Japanese Prime Minister Reportedly Considering Crypto Tax Reform
The Prime Minister of Japan, Fumio Kishida, recently hinted that an overhaul in the current tax regime of the country with regards to cryptocurrencies might be in the works, in the country’s latest bid to foster Web3 startups and businesses. This has been a much-awaited announcement, with the current system coming under repeated and strong criticism over the past few months.
Addressing the Parliament, Kishida stated that he believes Web3 to be a crucial component in ensuring a high degree of economic growth for the country. At the same time, he also suggested that he might finally be coming around to passing pro-business legal reform that would make it more attractive for Web3 businesses and projects to set up base in Japan. Doing so would boost the Japanese economy, bringing back a lot of the talent that has been forced overseas through the current suite of policies.
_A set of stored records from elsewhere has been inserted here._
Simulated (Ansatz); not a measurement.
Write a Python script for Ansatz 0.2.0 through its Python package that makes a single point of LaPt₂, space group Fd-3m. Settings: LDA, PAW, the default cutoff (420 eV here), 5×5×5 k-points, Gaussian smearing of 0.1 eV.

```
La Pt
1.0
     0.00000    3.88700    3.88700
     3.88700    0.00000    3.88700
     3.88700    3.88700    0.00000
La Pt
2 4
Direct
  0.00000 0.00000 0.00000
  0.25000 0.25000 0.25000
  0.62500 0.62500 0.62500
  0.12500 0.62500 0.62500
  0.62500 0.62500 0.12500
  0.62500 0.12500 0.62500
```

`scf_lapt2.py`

During his address, the Prime Minister referred to Web3 offerings such as NFTs, cryptocurrencies, and the Metaverse as emerging digital services, saying that he will aim for them to become a major part of the Japanese economy. Furthermore, he has said that the Web3 environment is catching on across the world, and he plans for Japan to promote this economic environment from a political standpoint, by making it as easy as possible for such emerging technologies to grow and prosper in Japan.
Earlier UK Visit With Web3 Investors
Earlier this month, Kishida had visited the United Kingdom, where he spoke with British investors in Web3 technologies about how institutional reforms could be used for creating an environment to boost the growth of such technologies. He also spoke at length about Web3 infrastructure services, focussing on how these could affect existing technologies, both in the private and public sphere.
This meeting seems to have been the game-changer since it was after this meeting that Kishida said he was convinced of the power and potential of Web3. He also said that he was planning to take steps that would foster new Web3 startups in Japan, pledging “support” for any such companies that were aiming to get overseas capital in the form of investments. His ultimate aim is to increase the institutional inflow of cash into Japanese Web3 startups, transforming Japan into a hub for Web3 innovation.
In order to do this effectively, he also plans to launch startup accelerators to support newer businesses that are working in the Web3 space. While the accelerators will primarily aim at helping such projects by providing them with support and a platform from where they could begin to woo foreign capital, they could also possibly provide public capital backing for these projects.
Criticism of the Current Tax System
In the past, calls for reform in the existing crypto tax system have been echoed by forces on both sides of the political spectrum. While the biggest critic of the current system has been the Leader of the Democratic Party for the People Yuchiro Tamaki, several members of the ruling party have come out in support of reform too. This includes positive action to promote a culture of Web3 entrepreneurship, but more importantly, calls for a reform of tax laws that currently classify earnings made from cryptocurrencies as miscellaneous income. Reclassifying them as capital gains and subjecting them to the capital gains tax rates would result in them being taxed at a flat rate, and therefore increase the amount of capital flowing into these markets from Japanese investors.
Critics have said that the harsh suite of policies enacted by previous Prime Minsters has been a key factor in forcing the majority of Japanese Web3 talent overseas to countries where such endeavors are supported. Tamaki has also recently called for the government to make further tax concessions for companies based in Japan that hold or issue cryptocurrencies or Web3 assets.
Additionally, Tamaki demanded the inclusion of another caveat in the current tax policy, wherein individuals and businesses would only be taxed on their cryptocurrency gains when they traded their assets for fiat and realized profits. This is in contrast to the current system, where gains are taxed as miscellaneous income at the end of every year whether the profits have been realized or not, a policy that does not apply to the equity markets or any other form of capital markets. While Kishida has not definitively stated that this would be implemented, he said that the proposal would be considered carefully.
Tamaki also took to Twitter, saying that Kishida, along with the Japanese Minister of Finance Shunichi Suzuki, has discussed the reforms with him and is working collaboratively towards their common goal: a more prosperous Japanese economy. Kishida also agreed with Tamaki’s tax reform ideas stating that he believed it would provide “significant opportunities for Japan”. Tamaki said that the PM seemed “surprisingly positive” about the idea of reforming the current system.
The move would be significant for Japan, coming at a time when most other advanced nations have already begun taxing profits made from issuing or holding cryptocurrencies at a flat rate as capital gains.